Thursday, 20 December 2012

Make career engagement your New Year resolution!

Tomorrow is the official last day of exams for this term and I suspect that in the next week or so some of you will turn your thoughts to 2013. What will it bring? I’m not someone who diligently makes New Year resolutions every year – partly because if I don’t make them, I don’t have to feel guilty about breaking them - but I am happy to say the one I made for 2012 I actually kept. And that was to become an avid user of the Edmonton Public Library. I visit the EPL-Go in Cameron Library almost weekly and have saved a lot in money I would have spent on renting DVDs and buying books. So a big shout-out to the staff there.

If you’re trying to think of a resolution to make for 2013 that could pay big dividends, I suggest taking some time in the next few months to engage in your career. What does that mean, you ask? Simply that you spend some time not only thinking about your career but participating in programs and events that will expand your knowledge of your career options and your network of professional contacts. A fantastic opportunity to do just that is U of A Job Shadow Week.

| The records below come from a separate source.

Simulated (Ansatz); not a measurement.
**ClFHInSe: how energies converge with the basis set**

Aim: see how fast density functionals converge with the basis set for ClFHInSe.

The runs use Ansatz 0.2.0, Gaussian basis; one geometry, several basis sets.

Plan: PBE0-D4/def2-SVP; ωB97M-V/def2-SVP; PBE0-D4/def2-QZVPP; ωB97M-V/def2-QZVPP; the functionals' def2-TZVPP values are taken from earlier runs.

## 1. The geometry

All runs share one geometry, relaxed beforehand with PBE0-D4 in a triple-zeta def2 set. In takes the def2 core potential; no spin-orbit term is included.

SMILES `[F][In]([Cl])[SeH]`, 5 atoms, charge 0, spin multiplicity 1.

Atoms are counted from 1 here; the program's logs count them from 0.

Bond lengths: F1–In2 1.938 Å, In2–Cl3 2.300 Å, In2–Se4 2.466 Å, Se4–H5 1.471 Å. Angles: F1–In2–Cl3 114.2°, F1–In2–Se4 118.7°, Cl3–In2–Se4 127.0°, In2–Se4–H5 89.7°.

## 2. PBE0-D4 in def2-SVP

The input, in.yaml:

U of A Job Shadow Week takes place during Reading Week but if you want to participate in the program, you need to register on-line between the 16th and 29th of January. Registering will give you access to our database of job shadow hosts from which you can select up to three. If you are successfully matched with a host, you will be notified in early February. One of the main benefits of job shadowing someone doing the type of work you’re interested in is that you get first hand information of what ‘a day in the life of a (you fill in the blank)’ is really like, and such understanding will help you make informed choices when opportunities arise.

CAPS offers a number of other programs and services designed to help you discover your career options as well as build your work search skills. We hope to see you soon in 2013!

Monday, 3 December 2012

What do employers...

...look for in a resume? ...think about applicants calling them before or after submitting a job application? ... expect of candidates in an interview? These are all good questions, and there are many more we hear at CAPS from students who are eager to 'do things right' in order to be successful in getting job offers.

Unfortunately, there are few 'right' answers to such questions. Much depends on the industry or sector you want to work in, the organization you are applying to and even the person doing the hiring. While there are some guidelines we suggest you follow - for example, target your resume to the job you want and don't chew gum in the interview! - my advice to students is to be cautious about advice that claims ALL employers do this or NO employers do that.

Last week I attended a session by someone who runs his own business helping job seekers find work. My radar went up right at the beginning of his presentation when he posted a statistic about the employment rate for youth aged 15 to 24. It is around 48% (which fits with Stats Can figures) but he then went on to imply that their unemployment rate therefore must be 52%. In actual fact it is just under 15%, which is higher than the national average and the point I think he was trying to make. (Note: The unemployment rate is a measure of those not working but looking for work, so it doesn't include those who are not working and not looking for work for whatever reason, such as attending school.)

While the presenter said some things I agree with - for example, it is important to know the skills and experiences you have to offer when talking to prospective employers - he also said a number of things I questioned. For example, he said employers never read cover letters. Hmmmm. I've been involved in a lot of hiring over the years, both for CAPS and other units on campus, and I always read an applicant's cover letter. As a matter of fact, I use the cover letter as my first screening tool. And I've heard from a number of other employers that cover letters are important. We had quite a discussion about this and he finally landed on 'If the employer asks for a cover letter then submit one but if not, then don't.' I'm not sure of his rationale because, personally, I would always submit a cover letter as part of my application unless the employer specifically states not to include one. The reason for this is because I believe the cover letter provides you with an opportunity to really target your application, to emphasize what you have in common with what the employer is seeking and to distinguish yourself from other applicants.

I could go on with other examples but I think I made my point - in a word (or two) the answer to many questions about employers hiring practices is often ‘it depends.’